9 Musical Corpora

The term corpus may refer to any collection of musical data, although it is often reserved for collections which have been organized or collected with a particular end in view, generally to illustrate a particular characteristic of, or to demonstrate the variety found in, a group of related texts. The principal distinguishing characteristic of a corpus is that its components have been selected or structured according to some conscious set of design criteria.

In MEI, a corpus is regarded as a composite text because, although each discrete document in a corpus clearly has a claim to be considered as a text in its own right, it is also regarded as a subdivision of some larger object, if only for convenience of analysis. In corpora, the component samples are clearly distinct texts, but the systematic collection, standardized preparation, and common markup of the corpus often make it useful to treat the entire corpus as a unit, too. Corpora share a number of characteristics with other types of composite texts, including anthologies and collections. Most notably, different components of composite texts may exhibit different structural properties, thus potentially requiring elements from different MEI modules.

Aside from these high-level structural differences, and possibly differences of scale, the encoding of language corpora and the encoding of individual texts present identical sets of problems. Therefore, any of the encoding techniques and elements presented in other chapters of these Guidelines may therefore prove relevant to some aspect of corpus encoding and may be used in corpora.
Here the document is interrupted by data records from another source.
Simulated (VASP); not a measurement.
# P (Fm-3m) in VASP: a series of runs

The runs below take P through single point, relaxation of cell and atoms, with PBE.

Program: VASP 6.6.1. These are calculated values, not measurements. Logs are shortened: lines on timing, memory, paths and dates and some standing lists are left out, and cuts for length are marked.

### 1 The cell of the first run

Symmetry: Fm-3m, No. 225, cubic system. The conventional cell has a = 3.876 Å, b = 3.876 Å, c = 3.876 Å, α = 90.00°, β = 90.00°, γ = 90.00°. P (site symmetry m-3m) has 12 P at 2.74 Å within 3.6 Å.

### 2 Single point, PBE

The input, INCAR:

9.1 Corpus Module Overview

The meiCorpus module defines a single element:

  • meiCorpus(MEI corpus) – A group of related MEI documents, consisting of a header for the group, and one or more <mei> elements, each with its own complete header.

The meiCorpus element is intended for the encoding of corpora, though it may also be useful in encoding any collection of disparate materials. The individual samples in the corpus are encoded as separate mei elements, and the entire corpus is enclosed in an meiCorpus element. Each sample has the usual structure for a mei document, comprising an meiHead followed by a music element. The corpus, too, has a corpus-level meiHead element, in which the corpus as a whole, and encoding practices common to multiple samples may be described. The overall structure of an MEI-conformant corpus is thus:

<meiCorpus>
<meiHead type= "corpus">
<!-- metadata for the corpus -->
</meiHead>
<mei>
<meiHead type= "text">
<!-- metadata for sample 1 -->
</meiHead>
<music>
<!-- the encoding of sample 1 -->
</music>
</mei>
<mei>
<meiHead type= "text">
<!-- metadata for sample 2 -->
</meiHead>
<music>
<!-- the encoding of sample 2 -->
</music>
</mei>
</meiCorpus>

This two-level structure allows for metadata to be specified at the corpus level, at the individual text level, or at both. However, metadata which relates to the whole corpus rather than to its individual components should be removed from the individual component metadata and included only in the meiHead element prefixed to the whole.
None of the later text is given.